House Bill 1145, signed into law last month, creates but does not fund a state methamphetamine task force in Colorado.

Unfortunately, the bill also ensures a continuation of the currently failed drug war strategy of trying to arrest and incarcerate away the drug issue.

The bill requires, among other things, that the task force “assist and augment local drug task forces without supplanting them.”

In 2005, Colorado received over $6 million in federal tax dollars through the Justice Assistance Grant (JAG) program. The lion’s share of the federal loot, over $2.5 million, matched by over $4 million in local and state tax dollars, went to Colorado’s 18 different local drug task forces … the same task forces that the new state task force is not supposed to “supplant.”

It’s not that these local task forces don’t stay busy. In 2005, they made a combined 3,900 drug arrests, with more than 2,400 convictions. Impressive numbers, but really just a re-run of the decades old drug war strategy of arrest and incarceration that has never actually reduced the availability of illegal drugs.

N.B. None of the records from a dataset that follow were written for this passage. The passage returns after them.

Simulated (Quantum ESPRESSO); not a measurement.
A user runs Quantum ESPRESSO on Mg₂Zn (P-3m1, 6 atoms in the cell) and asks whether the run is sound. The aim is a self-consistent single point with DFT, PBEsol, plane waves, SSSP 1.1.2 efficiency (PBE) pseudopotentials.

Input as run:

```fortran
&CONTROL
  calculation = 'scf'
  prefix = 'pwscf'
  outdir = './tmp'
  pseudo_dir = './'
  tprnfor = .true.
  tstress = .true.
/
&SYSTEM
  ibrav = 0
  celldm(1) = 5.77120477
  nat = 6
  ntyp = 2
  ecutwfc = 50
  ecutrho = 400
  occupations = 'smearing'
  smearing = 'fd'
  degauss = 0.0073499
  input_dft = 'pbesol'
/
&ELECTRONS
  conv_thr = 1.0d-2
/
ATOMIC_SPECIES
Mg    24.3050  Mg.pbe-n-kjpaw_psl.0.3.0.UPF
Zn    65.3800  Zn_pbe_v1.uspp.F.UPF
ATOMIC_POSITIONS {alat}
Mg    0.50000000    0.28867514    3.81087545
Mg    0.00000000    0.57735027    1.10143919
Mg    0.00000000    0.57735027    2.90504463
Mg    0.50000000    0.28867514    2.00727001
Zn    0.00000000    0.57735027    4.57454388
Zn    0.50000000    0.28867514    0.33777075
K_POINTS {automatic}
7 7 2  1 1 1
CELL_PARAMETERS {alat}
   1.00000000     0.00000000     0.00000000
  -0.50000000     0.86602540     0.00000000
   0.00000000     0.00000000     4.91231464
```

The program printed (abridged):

In fact, in his 2006 federal drug control budget, President Bush tried — unsuccessfully — to do away with the JAG program, and thus federal funding to local Colorado task forces.

Federal Drug Czar John Walters, who can hardly be called soft on drugs, defended the President’s effort, saying it is time to eliminate anti-drug programs that don’t work. “Otherwise,” he said, “you are chasing primarily small people, putting them in jail, year after year, generation after generation.”

Moreover, all of these local task forces continue to engage in marijuana enforcement at some level, with at least two task forces–in the San Luis Valley and in Summit County — actually making more arrests for marijuana than for any other drug last year…a fairly amazing waste of already scarce resources.

The new and as-of-yet unfunded state task force has as part of its mission to “examine the prevention, intervention, and treatment of the abuse of methamphetamine…” This would be a fairly radical departure from traditional drug war orthodoxy.

There are actually millions of federal and state tax dollars available for this mission; unfortunately, most of these dollars are being used to prop up the false notion that we can arrest and incarcerate away the drug problem … and to continue the absurd enforcement of marijuana prohibition in Colorado.

— Mike Krause is with the Independence Institute, a Colorado Libertarian think tank.